An artist in Germany used 99 smartphones and a wagon to fool Google.
Do you ever feel like Google Maps may be slightly off? That perhaps the ubiquitous service may have made a mistake in calculating the traffic for your morning commute?
If so, then perhaps you have encountered German artist Simon Weckert. In an attempt to draw attention to how dependent we as a society have become on technology, Weckert put 99 smartphones in a red wagon and pulled it around the block of a typically lightly congested intersection in Berlin.
Because Google Maps works by pinging a signal off smart phones that are using the service, this created the illusion of a massive traffic jam, and Google Maps suggesting alternative routes to avoid the faux traffic.
Watch Weckert's YouTube video here:
Despite being “hacked,” Google has taken this bit of performance art with some humor, stating that experiments like Weckert's help Google Maps become better.
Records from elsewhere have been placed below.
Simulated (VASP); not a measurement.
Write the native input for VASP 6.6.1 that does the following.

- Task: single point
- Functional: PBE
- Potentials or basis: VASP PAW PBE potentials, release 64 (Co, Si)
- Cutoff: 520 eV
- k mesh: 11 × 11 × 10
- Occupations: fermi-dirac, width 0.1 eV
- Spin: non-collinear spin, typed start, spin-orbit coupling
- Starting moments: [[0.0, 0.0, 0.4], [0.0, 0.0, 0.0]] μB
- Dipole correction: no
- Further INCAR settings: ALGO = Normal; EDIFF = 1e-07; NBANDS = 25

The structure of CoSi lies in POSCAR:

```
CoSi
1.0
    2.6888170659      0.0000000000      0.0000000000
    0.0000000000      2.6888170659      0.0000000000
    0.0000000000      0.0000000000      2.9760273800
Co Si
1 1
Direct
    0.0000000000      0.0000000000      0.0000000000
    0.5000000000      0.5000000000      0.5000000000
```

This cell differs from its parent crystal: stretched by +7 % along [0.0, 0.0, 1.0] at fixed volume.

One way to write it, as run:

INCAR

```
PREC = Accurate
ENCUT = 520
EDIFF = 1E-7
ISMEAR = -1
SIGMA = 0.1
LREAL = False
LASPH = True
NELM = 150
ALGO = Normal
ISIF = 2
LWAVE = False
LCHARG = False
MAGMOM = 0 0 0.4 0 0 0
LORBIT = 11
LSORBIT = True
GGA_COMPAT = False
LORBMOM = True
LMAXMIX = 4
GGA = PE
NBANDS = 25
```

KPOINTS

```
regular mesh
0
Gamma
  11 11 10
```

"We’ve launched the ability to distinguish between cars and motorcycles in several countries including India, Indonesia, and Egypt,” a Google spokesperson reported to Business Insider, "though we haven’t quite cracked traveling by wagon.”
In an email to Business Insider, Weckert noted, “There is no such thing as neutral data. Data is always collected for a specific purpose by a combination of people, technology, money, commerce, and government.”
While this is not necessarily dangerous, Weckert has succeeded in pointing out how much of our daily lives we put in the hands of huge corporations and technology.